Funny how peope walk in and out of our lives so often. Do you ever know who's permanent and who's not? Is anyone? It was on my mind a lot today. I was thinking about all of the people I've met in my life. The majority of which, are not a part of my life now. At first I wasn't sure how I felt about the fact that most people have walked out. The more I thought about it, the more it bothered me. I started to think that there's something wrong with me...then I caught myself. Those negative thoughts sneak in so easily. The people who have, over the years stayed...are some of the best people I have ever known! I want that. I want to surround myself with good people. Real, genuine people! It doesn't matter if there are a million or just an handful. As long as they have something pure to offer. As long as I have something pure they need, I will give it! I love people. I have always been a people person. Meeting new people is a big part of my job. Everyday I go to work, I leaving knowing more names than when I came. In my mind there are givens...people who you just expect to stay, the ones you think will never leave. My givens are mostly gone.... Jess I thought would be with me until we were both old and wrinkled. My parents, they are supposed to raise you, be around your whole life, and mine died before I could even save a memory of them. Losing Jess and my parents was beyond my control. There is a reason for it though.
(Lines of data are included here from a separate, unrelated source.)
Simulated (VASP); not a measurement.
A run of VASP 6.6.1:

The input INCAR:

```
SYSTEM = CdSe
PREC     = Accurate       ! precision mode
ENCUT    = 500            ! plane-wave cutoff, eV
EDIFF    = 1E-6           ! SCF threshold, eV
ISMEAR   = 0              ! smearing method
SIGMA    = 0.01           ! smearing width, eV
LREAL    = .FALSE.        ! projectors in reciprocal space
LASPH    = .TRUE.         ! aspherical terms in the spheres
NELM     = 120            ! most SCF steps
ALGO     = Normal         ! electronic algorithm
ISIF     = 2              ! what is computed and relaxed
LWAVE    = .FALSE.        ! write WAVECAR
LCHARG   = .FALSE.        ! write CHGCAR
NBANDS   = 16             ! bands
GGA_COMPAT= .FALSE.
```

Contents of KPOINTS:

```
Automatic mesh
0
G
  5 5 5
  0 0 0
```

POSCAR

I had a dream last night, that I was still in highschool. My parents were there, Jess was there, all of my old friends, I had a huge family. The whole thing is kindof fuzzy, but I remember I was outside. I was running track for gym class and everyone in my circle, both friends and family, were all running with me. I was running with my eyes closed. When I opened them, everyone was gone. I tried to stop running to turn around and find them, but all I could do was turn my head. My body wouldn't stop running. They were gone and I was alone. I tried to yell for them and my voice was silent. The further around the track I got, the less I could remember the faces of all the people who were with me. When I finally got to the end of the dream, the person stopped running and it wasn't me anymore. It didn't look like me. I don't know who it was.
That dream is what triggered my thought pattern today. It's really strange...the message that I'm getting from it. I'm not really sure what to think.